Three Figures that Tell the True Economic Picture…and Why you Should Buy Gold


The economic recovery is not what it appears.  Through smoke and mirrors, the government has been able to mislead many Americans into believing that we’re on sustainable path to continued job growth, economic expansion and a healthy housing market.  This false sense of confidence has resulted in relatively healthy spending levels over the past couple of years, but we’re starting to see cracks in the foundation, which are reason for concern.  In fact, the further you delve, the more you realize that we may be close to a tipping point.  While there are a number of economic factors and data that we could point to that reveals a less than healthy economy, we thought that three figures, in particular, help to paint the true economic landscape, and remind us why gold, maybe now more than ever, remains a solid investment.


GDP figures were recently released and reveal that the economy grew by a whopping .1% during the first quarter of 2014! Considering that the consensus among economists is a 2.5% growth rate during 2014, the economy will need to grow by 3.5% over the next three quarters to reach this level.  When you look at the economic landscape for a catalyst that will help to bolster stronger than expected growth over the next three quarters, you will be hard pressed to find one.  Interest rates are already at a historic low and the level of lending is nominal, at best.  In fact, most major banks have made the choice to park their excess reserves at the Federal Reserve earning a paltry .25% annual interest rate in lieu of lending to individuals and companies.  When you consider the potential margin of error in the government’s data, it’s quite possible that we actually experienced contraction during the first quarter and that we could be one quarter away from officially entering into a recession.
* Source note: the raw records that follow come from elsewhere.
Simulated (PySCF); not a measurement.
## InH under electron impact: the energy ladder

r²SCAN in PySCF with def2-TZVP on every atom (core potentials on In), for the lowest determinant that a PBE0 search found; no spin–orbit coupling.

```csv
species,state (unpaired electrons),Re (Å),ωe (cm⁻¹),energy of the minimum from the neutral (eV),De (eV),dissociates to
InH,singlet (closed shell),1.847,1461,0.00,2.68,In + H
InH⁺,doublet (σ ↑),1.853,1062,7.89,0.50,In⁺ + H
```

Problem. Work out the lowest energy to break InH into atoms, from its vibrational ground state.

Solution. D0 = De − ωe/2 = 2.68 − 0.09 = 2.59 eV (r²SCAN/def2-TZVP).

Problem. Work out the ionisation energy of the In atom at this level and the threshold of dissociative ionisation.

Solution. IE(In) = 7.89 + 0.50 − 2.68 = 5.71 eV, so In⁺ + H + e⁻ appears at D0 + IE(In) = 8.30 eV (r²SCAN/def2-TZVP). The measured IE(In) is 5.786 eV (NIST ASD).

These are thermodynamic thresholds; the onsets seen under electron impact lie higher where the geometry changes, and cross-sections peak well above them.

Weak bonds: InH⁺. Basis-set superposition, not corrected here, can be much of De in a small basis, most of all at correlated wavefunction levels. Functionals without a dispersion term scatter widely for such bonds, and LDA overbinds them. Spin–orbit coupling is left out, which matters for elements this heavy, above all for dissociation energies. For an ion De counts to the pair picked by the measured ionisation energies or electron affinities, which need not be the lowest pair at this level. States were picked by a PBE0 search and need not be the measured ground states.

For all the talk of a strong and healthy housing market, it was recently revealed that 43% of homes are cash purchases, which means that the housing market is being supported by private equity funds, investors, and wealthy individuals.  This is not exactly the recipe for the long term success of the housing market.  Furthermore, home ownership is currently at a 19 year low; this, at a time when mortgage rates have recently seen an all-time low.  This leads us to believe that many individuals are still unable to afford the minimum 20% needed for a down payment.  Furthermore, as housing prices continue to advance, due to increasing asset prices, affordability will continue to remain out of reach for most of Main Street.


The Bureau of Labor Statistics recently released April’s jobs report, and announced that 288,000 new jobs were created, which blew away consensus forecasts of 220,000 new jobs.  This was a phenomenal report and revealed that the job market is its strongest in years…or is it?  While investors were paying attention to the headlines, further analysis revealed that  806,000 individuals dropped out of the workforce, reducing the participation rate from 63.2% to 62.8%, which is the lowest rate since January 1978!  Furthermore, many of the new jobs created were lower paid service and retail jobs.  Additionally, since assumed birth and death rates are factored into the jobs report, it’s quite possible that the level of new jobs created during the month was overstated by a large margin.  Stated directly, a reduction in the unemployment rate from 6.6% to 6.3%, while simultaneously seeing the jobs participation rate drop to nearly an all-time low is inconsistent, and reveals at best, a shaky jobs market.

Why Gold?

We’ve revealed three reasons why the economic recovery is not what it seems, and quite to the contrary, may near the tipping point of a contraction and recession.  That begs the question – why should you consider an investment in gold at this point in time?  Gold tends to do well during periods of uncertainty and instability, which we very well could be experiencing in the near future.  Secondly, gold serves as a hedge against inflation and a depreciating currency.  While inflation has been relatively tame so far this year, it is creeping up, and could take off if banks step up their lending efforts.  However, we believe that a depreciating dollar as a result of continued monetary expansion is more likely.  The strength of the dollar historically has been inversely correlated to precious metals.  Additionally, gold has performed well during geopolitical conflict.  If military conflict erupts while Eastern Ukraine attempts to secede from Ukraine, we could see an intense and prolonged war, which will create further uncertainty.   And last, but not least, the current price of gold is near production costs, which means that there appears to be minimal downside risk and unlimited upside potential.